Memory efficient alternative to rbind - in-place r

2020-05-21 09:37发布

问题:

I need to rbind two large data frames. Right now I use

df <- rbind(df, df.extension)

but I (almost) instantly run out of memory. I guess its because df is held in the memory twice. I might see even bigger data frames in the future, so I need some kind of in-place rbind.

So my question is: Is there a way to avoid data duplication in memory when using rbind?

I found this question, which uses SqlLite, but I really want to avoid using the hard drive as a cache.

回答1:

data.table is your friend!

C.f. http://www.mail-archive.com/r-help@r-project.org/msg175877.html


Following up on nikola's comment, here is ?rbindlist's description (new in v1.8.2) :

Same as do.call("rbind",l), but much faster.



回答2:

First of all : Use the solution from the other question you link to if you want to be safe. As R is call-by-value, forget about an "in-place" method that doesn't copy your dataframes in the memory.

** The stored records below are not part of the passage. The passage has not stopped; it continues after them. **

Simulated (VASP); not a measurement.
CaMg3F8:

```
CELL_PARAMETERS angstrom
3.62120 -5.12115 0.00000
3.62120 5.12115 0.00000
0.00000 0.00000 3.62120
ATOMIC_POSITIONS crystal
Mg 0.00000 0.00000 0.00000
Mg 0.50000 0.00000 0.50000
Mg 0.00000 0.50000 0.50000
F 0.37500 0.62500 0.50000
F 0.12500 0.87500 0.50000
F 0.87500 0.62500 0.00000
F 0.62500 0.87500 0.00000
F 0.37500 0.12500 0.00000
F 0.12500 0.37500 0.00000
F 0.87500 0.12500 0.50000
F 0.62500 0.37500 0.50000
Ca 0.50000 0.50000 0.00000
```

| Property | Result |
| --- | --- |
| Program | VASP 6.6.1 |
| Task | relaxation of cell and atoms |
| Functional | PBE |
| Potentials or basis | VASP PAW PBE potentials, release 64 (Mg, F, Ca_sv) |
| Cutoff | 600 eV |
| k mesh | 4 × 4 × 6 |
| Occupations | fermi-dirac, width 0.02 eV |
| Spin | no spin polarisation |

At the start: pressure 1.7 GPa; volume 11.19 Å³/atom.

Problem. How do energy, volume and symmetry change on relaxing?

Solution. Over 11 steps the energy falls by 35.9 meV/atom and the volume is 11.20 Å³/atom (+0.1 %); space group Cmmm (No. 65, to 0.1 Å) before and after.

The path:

One not advisable method of saving quite a bit of memory, is to pretend your dataframes are lists, coercing a list using a for-loop (apply will eat memory like hell) and make R believe it actually is a dataframe.

I'll warn you again : using this on more complex dataframes is asking for trouble and hard-to-find bugs. So be sure you test well enough, and if possible, avoid this as much as possible.

You could try following approach :

n1 <- 1000000
n2 <- 1000000
ncols <- 20
dtf1 <- as.data.frame(matrix(sample(n1*ncols), n1, ncols))
dtf2 <- as.data.frame(matrix(sample(n2*ncols), n1, ncols))

dtf <- list()

for(i in names(dtf1)){
  dtf[[i]] <- c(dtf1[[i]],dtf2[[i]])
}

attr(dtf,"row.names") <- 1:(n1+n2)
attr(dtf,"class") <- "data.frame"

It erases rownames you actually had (you can reconstruct them, but check for duplicate rownames!). It also doesn't carry out all the other tests included in rbind.

Saves you about half of the memory in my tests, and in my test both the dtfcomb and the dtf are equal. The red box is rbind, the yellow one is my list-based approach.

Test script :

n1 <- 3000000
n2 <- 3000000
ncols <- 20

dtf1 <- as.data.frame(matrix(sample(n1*ncols), n1, ncols))
dtf2 <- as.data.frame(matrix(sample(n2*ncols), n1, ncols))

gc()
Sys.sleep(10)
dtfcomb <- rbind(dtf1,dtf2)
Sys.sleep(10)
gc()
Sys.sleep(10)
rm(dtfcomb)
gc()
Sys.sleep(10)
dtf <- list()
for(i in names(dtf1)){
  dtf[[i]] <- c(dtf1[[i]],dtf2[[i]])
}
attr(dtf,"row.names") <- 1:(n1+n2)
attr(dtf,"class") <- "data.frame"
Sys.sleep(10)
gc()
Sys.sleep(10)
rm(dtf)
gc()


回答3:

Right now I worked out the following solution:

nextrow = nrow(df)+1
df[nextrow:(nextrow+nrow(df.extension)-1),] = df.extension
# we need to assure unique row names
row.names(df) = 1:nrow(df)

Now I don't run out of memory. I think its because I store

object.size(df) + 2 * object.size(df.extension)

while with rbind R would need

object.size(rbind(df,df.extension)) + object.size(df) + object.size(df.extension). 

After that I use

rm(df.extension)
gc(reset=TRUE)

to free the memory I don't need anymore.

This solved my problem for now, but I feel that there is a more advanced way to do a memory efficient rbind. I appreciate any comments on this solution.



回答4:

This is a perfect candidate for bigmemory. See the site for more information. Here are three usage aspects to consider:

  1. It's OK to use the HD: Memory mapping to the HD is much faster than practically any other access, so you may not see any slowdowns. At times I rely upon > 1TB of memory-mapped matrices, though most are between 6 and 50GB. Moreover, as the object is a matrix, this requires no real overhead of rewriting code in order to use the object.
  2. Whether you use a file-backed matrix or not, you can use separated = TRUE to make the columns separate. I haven't used this much, because of my 3rd tip:
  3. You can over-allocate the HD space to allow for a larger potential matrix size, but only load the submatrix of interest. This way there is no need to do rbind.

Note: Although the original question addressed data frames and bigmemory is suitable for matrices, one can easily create different matrices for different types of data and then combine the objects in RAM to create a dataframe, if it's really necessary.